The Feb. 16, 2007, memo from the corps said it was worried that the road and its ramps would cross the levees in five spots, creating five areas where water could seep into the ground near the piers and eventually travel under the levees themselves, potentially causing them to fail.

In the months following the corps' memo, ideas for how to address these concerns ranged from building up to five new bridges – with spans as long as about 550 feet – to building a series of concrete walls 100 feet deep into the bedrock at each of the five crossings.

Last week, Trinity River Corridor Project manager Rebecca Dugger, an engineer with the city, said the bridges option was rejected because of the complex engineering required and big price tag, then estimated at about $190 million.

"It would have been like having to build five new Calatrava bridges," she said, referring to their engineering complexity.

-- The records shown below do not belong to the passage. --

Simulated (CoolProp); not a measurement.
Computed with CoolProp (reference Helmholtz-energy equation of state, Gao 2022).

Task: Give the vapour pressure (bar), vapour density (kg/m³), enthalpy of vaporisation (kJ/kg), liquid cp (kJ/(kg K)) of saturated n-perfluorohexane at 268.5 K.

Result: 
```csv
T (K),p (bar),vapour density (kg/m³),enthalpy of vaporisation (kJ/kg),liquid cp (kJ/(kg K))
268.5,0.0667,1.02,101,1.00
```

On May 7, 2007, the interagency group briefly discussed moving the road out of the levees altogether and running a tunnel beneath Industrial Boulevard as a way around the problems. But NTTA quickly ruled that option out, saying the cost could reach $5 billion

The minutes from these meetings of the Trinity Parkway's geotechnical team included in this month's environmental report show that discussion of the other options persisted well into the spring, even as the city was talking down Hunt's efforts to win enough signatures on a petition to force a vote on the project that fall.

The group finally decided on what seems to be the least expensive option – building the five concrete walls at a cost of about $45 million total.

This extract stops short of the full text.